EnterpriseDB / repmgr

A lightweight replication manager for PostgreSQL (Postgres)
https://repmgr.org/
Other
1.58k stars 252 forks source link

Repmgr : It automatically promotes to new master but other standby stopped #667

Open m-jayson opened 4 years ago

m-jayson commented 4 years ago

I have an issue which I also posted in stackoverflow https://dba.stackexchange.com/questions/276557/repmgr-it-automatically-promotes-to-new-master-but-other-standby-stopped

However, I would like to understand what happened.

So I was able to test if my automatic failover works and it did. I terminated my primary container so my secondary container got promoted. Unfortunately, my third container stopped here is the log image

I'm running the official postgres docker image v10 and here is my repmgr.conf

NET_IF=`netstat -rn | awk '/^0.0.0.0/ {thif=substr($0,74,10); print thif;} /^default.*UG/ {thif=substr($0,65,10); print thif;}'`
NET_IP=`ifconfig ${NET_IF} | grep -Eo 'inet (addr:)?([0-9]*\.){3}[0-9]*' | grep -Eo '([0-9]*\.){3}[0-9]*' | grep -v '127.0.0.1'` 

HOSTNAME='postgres-'${my_node}

cat<<EOF > /etc/repmgr.conf
    node_id=${my_node}
    node_name=$HOSTNAME
    conninfo='host=${NET_IP} user=repmgr password=repmgr dbname=repmgr connect_timeout=2'
    data_directory='${PGDATA}'

    log_level=INFO
    log_facility=STDERR
    log_status_interval=300

    pg_bindir='/usr/lib/postgresql/10/bin'
    use_replication_slots=1

    failover=automatic
    promote_command='repmgr standby promote'
    follow_command='repmgr standby follow -W'
EOF

I also tried adding this

#   service_start_command='pg_ctl -D ${PGDATA} start'
#   service_stop_command='pg_ctl -D ${PGDATA} stop -m fast'
#   service_reload_command='pg_ctl -D ${PGDATA} reload'
#service_restart_command='pg_ctl -D ${PGDATA} restart -m fast'

but same result.

Hope someone could help me on this. Thanks,

ibarwick commented 4 years ago

At this point we haven't made any particular provision for repmgr to run in Docker, so it's possible there may be issues of one kind or another.

I also tried adding this

# service_start_command='pg_ctl -D ${PGDATA} start'
# service_stop_command='pg_ctl -D ${PGDATA} stop -m fast'
# service_reload_command='pg_ctl -D ${PGDATA} reload'
#service_restart_command='pg_ctl -D ${PGDATA} restart -m fast'

but same result.

Did you try adding these items without the leading #? I.e.

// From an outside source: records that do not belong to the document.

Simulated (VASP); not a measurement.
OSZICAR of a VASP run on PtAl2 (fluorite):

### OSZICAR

service_start_command='pg_ctl -D ${PGDATA} start'
service_stop_command='pg_ctl -D ${PGDATA} stop -m fast'
service_reload_command='pg_ctl -D ${PGDATA} reload'
service_restart_command='pg_ctl -D ${PGDATA} restart -m fast'

By default, when restarting a node for a standby follow operation, repmgr will stop then start the server using pg_ctl, as pg_ctl restart has proven to be problematic in some environments. However the opposite might be the case here. Either way we strongly recommend using the OS level service commands where available to avoid issues like this (not sure if those would be available here).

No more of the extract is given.